An opportunity that must be taken

Published 1:39 pm Wednesday, December 3, 2008

By Staff
The terror rampage in Mumbai last week is proof enough that terrorism can strike anywhere, anytime against anyone.
Although the terrorists specifically sought American, British, other Westerners and Jewish people, most of the dead and wounded were Indians. No matter their nationality, those dead and wounded did nothing to deserve becoming victims of what appears to be coordinated attacks.
Americans and others in places around the world where terrorist attacks have caused similar death and destruction can understand what India’s people are going through. They understand the anguish and anger. They understand the tears and the despair. They understand because they have experienced those things.
It did not take long for India to point the finger of blame at Pakistan, which was just as quick in its denial of involvement in the attacks in Mumbai. India and Pakistan each have nuclear weapons, which makes it even more important that those two nations join in the global war against terrorism instead of going to war with each other.

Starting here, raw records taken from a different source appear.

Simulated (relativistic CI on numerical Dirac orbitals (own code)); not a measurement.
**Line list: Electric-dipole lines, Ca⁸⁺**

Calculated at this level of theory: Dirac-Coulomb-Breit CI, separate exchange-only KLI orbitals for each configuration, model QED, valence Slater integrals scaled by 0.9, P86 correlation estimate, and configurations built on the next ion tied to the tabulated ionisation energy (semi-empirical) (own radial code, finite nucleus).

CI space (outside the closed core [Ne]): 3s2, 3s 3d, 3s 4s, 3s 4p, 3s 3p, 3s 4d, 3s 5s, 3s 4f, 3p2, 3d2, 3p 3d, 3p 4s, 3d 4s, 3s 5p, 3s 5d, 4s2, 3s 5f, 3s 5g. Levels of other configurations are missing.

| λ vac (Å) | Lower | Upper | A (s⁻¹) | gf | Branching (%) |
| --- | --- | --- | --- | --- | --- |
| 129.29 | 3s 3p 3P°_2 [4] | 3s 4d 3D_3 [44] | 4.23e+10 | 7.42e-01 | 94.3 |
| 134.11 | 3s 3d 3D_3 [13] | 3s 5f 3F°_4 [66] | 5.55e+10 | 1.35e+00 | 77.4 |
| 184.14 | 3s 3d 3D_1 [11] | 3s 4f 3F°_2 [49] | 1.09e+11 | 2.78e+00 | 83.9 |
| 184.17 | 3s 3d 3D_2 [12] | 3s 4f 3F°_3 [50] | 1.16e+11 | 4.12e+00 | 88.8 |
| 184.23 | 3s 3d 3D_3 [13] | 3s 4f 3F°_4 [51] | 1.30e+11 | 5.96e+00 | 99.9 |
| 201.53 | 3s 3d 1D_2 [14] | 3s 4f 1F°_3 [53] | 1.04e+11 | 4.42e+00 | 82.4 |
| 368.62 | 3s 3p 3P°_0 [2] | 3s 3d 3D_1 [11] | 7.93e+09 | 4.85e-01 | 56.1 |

While in Europe earlier this week on a farewell tour, Secretary of State Condoleezza Rice said something that, hopefully, the new civilian government in Pakistan heard and will heed. Rice said that new government should cooperate fully and hide nothing when it comes to finding out who is responsible for planning and carrying out the attacks in Mumbai.
That’s strong language, but not strong enough.
Pakistan must provide full cooperation and hide nothing, if there is anything to hide. If, as top Pakistani officials have been saying since the attacks, Pakistan had nothing to do with the attacks, then it should not fear any investigation into who is responsible for the attacks.
If that evidence leads to Pakistan, then it should be held accountable by the world if its government in any way supported, encouraged or facilitated the attacks or the planning of those attacks.
The opportunity to provide “absolute transparency” should be grabbed by the new civilian government in Pakistan, if its hands are clean in this tragedy. By proving it had nothing to do with the attacks, that new government in Pakistan would be taking a step down the path to improved relations with India. If that happens, the people who live in that part of the world could breather a little easier.
Time and time again, India has accused Pakistan of complicity in attacks within its borders. Many of those attacks India traces to militant organizations opposed to India’s rule in Kashmir.
If India is right in its accusations that Pakistan played some role in the Mumbai attacks, look for the existing tension between those two nations to worsen. That’s just what that part of the world, and the entire world for that matter, does not need just now.
U.S. officials are hoping that Pakistan is not involved in the Mumbai attacks, but not just because that would likely improve relations between Pakistan and India. Improved relations between those two nations would open the door even more so for Pakistan to move its focus on security from its border with India to its border with Afghanistan, where Islamic militants are active.
Those same militants are the ones that attack U.S. and other forces battling terrorism in Afghanistan.
Pakistan, which also faces terrorists’ threats, must make sure it permits the world complete access to its books on any possible Pakistani government involvement in the attacks, Rice said this week.
It would be in the best interests of Pakistan and the world for that to happen.